What is your reasoning? You should have a reason for saying that. Suppose for I, $y = Ab^x$. Then look at the values when $x = -1$ and when $x = 1$. You have $Ab^{-1} = 20$ and $Ab = 5$. From the first equation, multiply both sides by $b$ and you find $A=20b$. Plug that in to the second equation: $(20b)b = 5$. Solving for $b$, you find $b = \pm \dfrac{1}{2}$. Obviously, that is less than 1, so it does not satisfy $b>1$.
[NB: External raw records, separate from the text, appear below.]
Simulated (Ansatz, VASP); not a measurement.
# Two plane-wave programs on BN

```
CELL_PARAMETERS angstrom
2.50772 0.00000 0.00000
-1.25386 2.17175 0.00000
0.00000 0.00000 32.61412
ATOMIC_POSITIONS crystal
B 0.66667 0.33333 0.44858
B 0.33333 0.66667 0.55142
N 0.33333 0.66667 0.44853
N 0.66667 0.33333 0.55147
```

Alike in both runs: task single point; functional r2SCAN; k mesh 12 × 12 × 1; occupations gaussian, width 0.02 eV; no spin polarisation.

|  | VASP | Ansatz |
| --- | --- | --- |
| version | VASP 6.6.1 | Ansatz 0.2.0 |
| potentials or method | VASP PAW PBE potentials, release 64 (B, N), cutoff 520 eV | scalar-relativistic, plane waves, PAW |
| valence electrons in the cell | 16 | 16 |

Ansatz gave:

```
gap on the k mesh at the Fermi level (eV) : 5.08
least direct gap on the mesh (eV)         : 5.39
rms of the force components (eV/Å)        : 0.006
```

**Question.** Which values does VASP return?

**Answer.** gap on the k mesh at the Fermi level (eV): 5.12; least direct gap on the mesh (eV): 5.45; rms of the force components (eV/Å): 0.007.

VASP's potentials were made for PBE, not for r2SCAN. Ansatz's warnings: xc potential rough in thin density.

For II, at $x=0, y = 2$. At $x=1, y \approx 4$, and at $x=2, y\approx 8$. So, let's do the same thing. Assume $y=Ab^x$. Plugging in when $x=0,y=2$ and when $x=1,y=4$, you get: $Ab^0 = 2$, $Ab = 4$. This means $A=2$ and $2b=4$, so $b=2>1$. This does, indeed, meet the requirements of the problem.

For III, once more, you assume $y = Ab^x$. Again, we try plugging in when $x=\pm 1$. We find two equations: $-5 = Ab^{-1}$ and $-20 = Ab$. So, from the first equation, we find $A = -5b$. Plugging that into the second, we find $-20 = (-5b)b = -5b^2$. Solving for $b$, we find $b = \pm 2$. If $b=-2$, then it is less than one, so assume $b=2$. Then, $A = -5(2) = -10$ and the equation becomes $y = -10(2)^x$. This is the second possibly correct function. Let's try the remaining points. At $x=-2$, you have $y = -10(2)^{-2} = -2.5$, which matches the chart. At $x=2$, you have $y = -10(2)^2 = -40$, and again, this matches the chart, so you might, indeed, have a function of that form.